The 10-member Association of South East Asian Nations (ASEAN) has formally announced that it would “encourage the use of local currencies in cross-border transactions” in a bid to promote regional economic integration, as per a joint statement by the grouping at the ongoing 42nd ASEAN Summit in the town of Labuan Bajo in Indonesia.
The statement underscored that the move would reduce region’s vulnerability to “external volatility” and lower the cost of cross-border transactions, while also improving overall financial architecture and accelerate the adoption of digital payment systems.
The nations would “engage and collaborate” with ASEAN’s foreign partners, multilateral groupings and the private sector to promote local currency transactions, the statement added.
Furthermore, the ASEAN states would introduce an ‘ASEAN Local Currency Transaction Framework’ and link it with other cross-border payment initiatives.
The grouping said that the finance ministers of ASEAN states and the central bank governors have been tasked to find means to expand the regional payment connectivity as well as explore the development of the ASEAN Local Currency Transaction Framework.
The Southeast Asian nations said that the plan to encourage the usage of national currencies was in line with ‘ASEAN Economic Community Blueprint 2025’, which envisions creating a “deeply integrated” ASEAN economy.
Addressing the meeting earlier in the day, Indonesian President Joko Widodo said that economic integration and unity would play a central role in “regional peace and development”.
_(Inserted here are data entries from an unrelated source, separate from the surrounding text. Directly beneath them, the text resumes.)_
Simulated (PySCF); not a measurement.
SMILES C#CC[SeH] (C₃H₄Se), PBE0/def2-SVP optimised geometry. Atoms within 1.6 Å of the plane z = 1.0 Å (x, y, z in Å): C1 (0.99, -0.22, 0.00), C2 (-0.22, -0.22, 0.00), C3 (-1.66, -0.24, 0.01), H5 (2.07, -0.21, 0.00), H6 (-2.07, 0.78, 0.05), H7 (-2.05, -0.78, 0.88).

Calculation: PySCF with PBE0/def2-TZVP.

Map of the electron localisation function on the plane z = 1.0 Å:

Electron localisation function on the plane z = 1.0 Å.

“In the future, ASEAN must strengthen its economic integration, strengthen inclusive cooperation, including the implementation of RCEP (Regional Comprehensive Economic Partnership), and strengthen the health, food, and energy architecture, as well as maintain the financial stability,” the Indonesian leader told his ASEAN counterparts.
The Growing Trend of De-Dollarization
Many low and middle-income nations have been looking to move away from the US dollar in recent years, a trend which has further picked up pace in the wake of G7 bloc of rich nations imposing sanctions against Russia and excluding it from the SWIFT network.
Around two-thirds of the trade between Russia and China is taking place in local currencies, as per official estimates. Bilateral trade is set to hit a record high of $200 billion this year.
The Foreign Trade Policy (FTP) of India, the world’s fifth biggest economy, in March said that New Delhi would “encourage” international trade settlements in rupees.
Malaysia, which is one of the bigger ASEAN economies, is one of the countries with which New Delhi has announced a mechanism for settling trade in local currencies.
According to officials, Indonesia is also in talks with New Delhi to introduce a similar mechanism.
While the US dollar remains the predominant global currency, its share in financial transactions has been receding in the last few years: acccording to the International Monetary Fund (IMF), the share of US dollar reserves held by central banks in 2020 fell to 59 percent—its lowest level in 25 years.